Friday, May 6, 2011

Secretariat


A group of us, accompanied by the baggage of New York blase, gathered early at Penn Station Saturday for an odyssey to Belmont Park.
The onus lay with the horse to convince us he was The Horse. His victories in the Kentucky Derby and Preakness, impressive as they were, were executed out of town and, well, out of town is out of town. Many a delectable bite has proved sour in the Big Apple. After all, this was the Belmont Stakes at a mile-and-a-half, and as any professional punter will tell you, the get of Bold Ruler don't go a mile-and-a-half. But maybe our skepticism had something to do with the heat or our mode of travel. The Long Island Rail Road doesn't conjure pilgrimages to Lourdes.
There was the writer-critic puffing his cigar -- nothing less than the stigmata would woo him. And the retired sea captain turned poet who the night before had sailed the uncharted seas of martinis, now looking for a Bloody Mary to ring the rescuing buoy bell in his brain; his vision of life a catastrophic constant earning him the rating of the Beckett of the barnacles. And the authoress of cookbooks who thought Secretariat's probably odds of one-to-five was a fine ratio for a recipe but an obscene folly for a deuce. Add an artist -- the novice of the group; the colors of the silks would probably dictate her choice. I had witnessed every kind of plunger, so why not a palette punter? A trio were left.
One true believer who had spotted the colt's greatness early in his career an had backed him with her cash and her heart every time he went to post. She had spent a sleepless night -- not from dread but in anticipation, and perhaps this made her the toughest to take. Abominable optimism is a handicapping burden to those of sagging shoulders. As for me, I was cursed for the most monomaniacal reasons (the only ones that really matter) to root for Sham. Fittingly, the group was rounded out by a shrink. A native of Roumania, he had realized as a boy that his country had two exports: soccer and psychiatry. Existentially, he knew that as a circle the head is more fun to kick around than the ball and thus chose sorcery over soccer. Handicapping his companions, he pronounced: "We have the intellect, but I don't' know about the heart."
But if truth had it, the heart was there, even though cautiously hidden. Like most who attended, we realized that if Secretariat was destiny's tot we were to be handmaidens to history. No mean stunt in the sprint of life. If the horse was to be emblazoned in history, would not all in attendance by accompanying asterisks? We're a fragile weave who opt for immortality no matter how obscurely achieved. The Horse was going for the first Triple Crown in a quarter century. Indeed, had I not talked about Bobby Thomson's home run in 1951 as if I was one who had attended the multiplication of the loaves and fishes? One felt he heard the multitude at Belmont conjuring up the tale to tell to grandchildren not yet begat. And if the parentheses of my life were to be a home run and hoofbeats, it was more than I had bargained for at the beginning.

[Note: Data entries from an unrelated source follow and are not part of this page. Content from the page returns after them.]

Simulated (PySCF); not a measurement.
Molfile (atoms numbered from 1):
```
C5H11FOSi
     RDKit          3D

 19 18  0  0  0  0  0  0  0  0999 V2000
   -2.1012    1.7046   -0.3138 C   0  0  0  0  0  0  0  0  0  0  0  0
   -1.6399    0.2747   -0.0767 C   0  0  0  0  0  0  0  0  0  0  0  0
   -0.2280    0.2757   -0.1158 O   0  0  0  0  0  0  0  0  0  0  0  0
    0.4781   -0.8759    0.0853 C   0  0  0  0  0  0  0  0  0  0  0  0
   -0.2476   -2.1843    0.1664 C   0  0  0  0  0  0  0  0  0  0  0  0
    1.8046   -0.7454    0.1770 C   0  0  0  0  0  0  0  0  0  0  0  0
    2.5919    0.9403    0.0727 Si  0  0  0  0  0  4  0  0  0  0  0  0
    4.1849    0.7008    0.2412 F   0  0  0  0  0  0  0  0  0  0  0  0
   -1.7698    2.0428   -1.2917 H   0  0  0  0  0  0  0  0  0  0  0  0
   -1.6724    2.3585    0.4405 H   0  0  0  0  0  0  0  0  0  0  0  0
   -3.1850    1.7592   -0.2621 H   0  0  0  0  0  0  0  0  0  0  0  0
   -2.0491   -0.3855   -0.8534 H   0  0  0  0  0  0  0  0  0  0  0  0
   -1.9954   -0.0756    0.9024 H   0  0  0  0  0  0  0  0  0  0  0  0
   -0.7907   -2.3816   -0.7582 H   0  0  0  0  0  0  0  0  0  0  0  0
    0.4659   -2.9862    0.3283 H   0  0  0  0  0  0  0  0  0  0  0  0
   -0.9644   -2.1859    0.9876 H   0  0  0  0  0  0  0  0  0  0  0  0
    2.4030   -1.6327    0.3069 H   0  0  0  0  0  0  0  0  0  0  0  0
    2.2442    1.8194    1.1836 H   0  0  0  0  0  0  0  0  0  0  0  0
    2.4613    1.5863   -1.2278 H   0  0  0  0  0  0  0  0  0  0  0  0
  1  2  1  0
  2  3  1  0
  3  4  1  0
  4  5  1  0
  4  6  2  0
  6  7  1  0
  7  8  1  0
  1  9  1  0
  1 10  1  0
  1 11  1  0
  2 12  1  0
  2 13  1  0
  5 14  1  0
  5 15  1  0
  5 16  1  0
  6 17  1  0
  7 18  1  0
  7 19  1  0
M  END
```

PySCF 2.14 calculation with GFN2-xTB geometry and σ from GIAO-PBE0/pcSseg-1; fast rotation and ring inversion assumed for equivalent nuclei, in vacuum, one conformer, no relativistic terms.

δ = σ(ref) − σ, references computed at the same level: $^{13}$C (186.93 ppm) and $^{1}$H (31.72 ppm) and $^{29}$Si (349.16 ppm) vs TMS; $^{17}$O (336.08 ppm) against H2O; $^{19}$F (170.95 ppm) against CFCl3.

It was all there early. The preceding races on the card were bet with impatience. Damnable newsreels and selected shorts to be endured before the main attraction. His time came at 5.30 when he took the track with Ron Turcotte up. As is his wont, he was alert, turning his head to check the crowd. Race caller Dave Johnson has a saying about such awareness in certain race horses: "They know why they're out there, thy know what it's all about." He had yet to begin his warm-up, and those mythical leather-souled New York horse players were giving him a standing ovation. The entire stands seemed to unfold like a deck of cards being fanned. This was no rote accolade, such as the kids from Huntington and Babylon give the Mets regardless of performance, or the hip chant of "dee-Fense" chanted to the Knicks at the Garden (hip in the sense that only the esoteric can spot defense, offense is a ball going through a net, the preserve of bumpkins). No, this was a tough crowd who normally clap for mutuel prices, not animals. Only once before in memory had this happened: when the ancient Kelso outgunned the younger Gun Bow through the stretch at a mile-and-a-quarter.
It was not 5.38, and history entered the starting gate. For six furlongs it had the semblance of a horse race. The valiant Sham, who in the Derby and Preakness had given the chestnut a test of respectability (two and a half lengths behind on both occasions), went in tandem with him. Sham's strategy was like Floyd Patterson's in the second Liston fight: he had to embrace his destruction early from fear he would shy from it. Sham's fate was no kinder than Patterson's, his heart and spirit were broken.
But unlike Liston, Secretariat's performance was without malevolence. It was much more deadly. He destroys competition by the sheer joy he takes in his work. by the mile he had seven, after one-and-a-quarter 20, and when he turned for home he had 28 lengths on his nearest rival. He was now doing the implausible, racing against himself and the clock, or as runner Jim Ryun once said, against eternity. At the wire he was a 31-length winner, breaking Gallant Man's record by an incredible 13 lengths. Great horses break records by two or three lengths, super horses by perhaps five or six, so what can be said of him? ONly that if the Lord comes in a chariot Secretariat will get the nod to handle the heavenly bit.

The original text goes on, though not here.